The serialized SCM file is also designed to be easy for applications to process. The representation of schema components is more uniform than in source .xsd documents (there are fewer defaults, and fewer alternative ways of expressing the same information). This makes it a suitable representation for applications that need to process or analyze schema information, as an alternative to using the Java API.

This has proved useful within Saxon itself. Saxon's schema analyzer was previously written using ad-hoc parsing techniques to validate schemas against the rules defined in the schema-for-schemas. The addition of assert and report elements threatened to make this even more complex. So a simple XSLT transformation was written to take the finite state machines in the SCM version of the schema-for-schemas and generate Java code from them. This means that Saxon's schema validation logic is now derived directly from the published schema-for-schemas, while retaining the efficiency of hard-coded Java.

Changes to the Schema Component Model API

Changes have been made to the API for the schema component model (package com.saxonica.schema) to align it more closely with the abstract model defined in the W3C specifications.

All named components now consistently expose methods getName() and getTargetNamespace() to provide access to the local part of the name and the namespace URI respectively. The wide variety of existing names for these accessors have been retained for the time being as deprecated methods. The new names are chosen because they correspond to the names used for these properties in the W3C schema component model.

The class FacetCollection has disappeared; its functionality has been merged into UserSimpleType.

The class Compositor has been renamed ModelGroup, and its subclasses such as ChoiceCompositor have been renamed accordingly. In the W3C schema model, the compositor (all, choice, sequence) is one of the properties of the ModelGroup. This is now available using the method getCompositorName() on the ModelGroup object.

Particle is now an abstract class rather than an interface, and the previous abstract class AbstractParticle no longer exists. There are three subclasses of Particle, namely ElementParticle, ElementWildcard, and ModelGroupParticle. This means there is now a destinction between the ModelGroupParticle, which represents a reference to a ModelGroup, and the ModelGroup itself. The class ModelGroupDefinition (which represents a named model group) no longer implements Particle; it is now a subclass of ModelGroup.

The class ModelGroupParticle replaces GroupReference; it is no longer necessarily a reference to a (named) ModelGroupDefinition, but now can be a reference to any (named or unnamed) ModelGroup.

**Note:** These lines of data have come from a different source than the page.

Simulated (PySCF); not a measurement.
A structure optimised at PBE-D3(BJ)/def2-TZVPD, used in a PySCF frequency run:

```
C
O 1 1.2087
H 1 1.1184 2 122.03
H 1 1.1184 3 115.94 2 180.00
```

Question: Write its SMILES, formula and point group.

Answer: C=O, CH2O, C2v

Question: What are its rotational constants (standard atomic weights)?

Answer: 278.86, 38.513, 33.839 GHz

ElementWildcard and AttributeWildcard are no longer subclasses of Wildcard; instead Wildcard is now a helper class to which these two classes delegate. Instead, ElementWildcard is now a subclass of Particle. The getTerm() method of ElementWildcard returns the Wildcard object (previously it returned the ElementWildcard object itself).

The use of exceptions SchemaException and ValidationException has been made more consistent. A SchemaException indicates that the schema is invalid, and should occur only while the schema is being loaded and validated. A ValidationException indicates that an instance document is invalid against the schema, and should occur only during instance validation. Errors relating to the consistency of a stylesheet or query against a valid schema should result in an XPathException being thrown. An inconsistency in the schema found during instance validation is an internal error, and should result in an IllegalStateException, except for unresolved references to missing schema components (which is defined in the schema spec not to constitute a schema invalidity), which results in an UnresolvedReferenceException. Because it can occur almost anywhere, UnresolvedReferenceException is an unchecked exception.